It’s the world’s oldest musical instrument - manufactured in part by termites - and the center of Sandra Mathews’ creative world.

Mathews got into building the throaty wind instruments just for the Coeur d’Alene Cultural Center’s Magical Musical Instrument Sale on Saturday. She’s been playing the long tubes - one end flared, one coated with a thick helping of beeswax - for about two and a half years.

This seems a good way for her to earn Christmas money for her two young children, she said.

No trade secrets shared here. Suffice it to say that her didgeridoos are not made of the same material Australian aborigines have been using for 50,000 years. Down under, termites start the process by eating out the inside of bloodwood or stringy bark trees.
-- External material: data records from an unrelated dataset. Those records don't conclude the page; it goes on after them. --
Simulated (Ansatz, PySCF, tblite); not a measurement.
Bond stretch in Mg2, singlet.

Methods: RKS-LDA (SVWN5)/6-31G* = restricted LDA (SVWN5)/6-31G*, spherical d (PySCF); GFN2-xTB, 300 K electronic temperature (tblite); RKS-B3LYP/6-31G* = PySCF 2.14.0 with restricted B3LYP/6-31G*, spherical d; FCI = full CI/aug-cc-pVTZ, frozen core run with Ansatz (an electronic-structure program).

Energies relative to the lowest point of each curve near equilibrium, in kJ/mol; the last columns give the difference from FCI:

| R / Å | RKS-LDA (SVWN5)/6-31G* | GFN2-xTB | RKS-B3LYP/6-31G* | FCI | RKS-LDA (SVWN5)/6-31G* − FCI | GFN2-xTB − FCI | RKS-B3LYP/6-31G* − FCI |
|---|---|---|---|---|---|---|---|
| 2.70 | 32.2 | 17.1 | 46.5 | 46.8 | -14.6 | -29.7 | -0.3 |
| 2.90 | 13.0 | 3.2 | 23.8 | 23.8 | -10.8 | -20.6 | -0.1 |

A “termite dige” as they are called, is quite expensive. Mathews is marketing the more affordable mass music model. Children love them.

“It’s a simple instrument to play,” Mathews explains. “You don’t have to be able to read music, you just have to be able to breathe and ‘plttttt,”’ she said, imitating the sound children make when they stick out their tongues and blow air through their mouths.

An anthropology student at North Idaho College, Mathews also plays in a band, “Moments of Clarity,” and teaches didgeridoo-making in local schools through the Citizen’s Council for the Arts. She waxes enthusiastically about efforts to make the didgeridoos part of everything from ethnic music to symphonies.

There’s even a didgeridoo virtuoso: an Australian named Alan Durgin, whose goal “is to bring the didgeridoo to the world.”

Nick Schilling’s creative efforts are less global, but no less enthusiastic. He just wants to build excellent guitars.

A former house builder and furniture maker, Schilling’s life unintentionally metamorphosed into Nichols Guitar Co. “I’ve always worked with wood,” Schilling said. “I repaired enough guitars that should have been thrown away that I decided it would be easier to build them myself.”

It’s the classic man-finally-meet-savocation story. “A lot of my passion is music. Once I resigned myself to that passion, my life got a lot easier,” Schilling said.

He started building electric guitars two years ago. He’s on serial number 50. Not all efforts earn his label.

“There’s a lot of firewood in there,” Schilling said with a smile. There is success among the strings. A guitar player for country singer Reba McEntire has two Nichols guitars, for example.

But Schilling isn’t looking for production. He wants to develop a couple of really great models and just handcraft the best.

Doug Porter pulls up a stool to taste the wares, so to speak. “Custom builders take a lot more care, have tighter tolerances so (their) guitars have a sweeter sound,” Porter says after a riff.

“You don’t get that with a production guitar unless you pay $10,000,” Porter added. “And then it’s questionable.”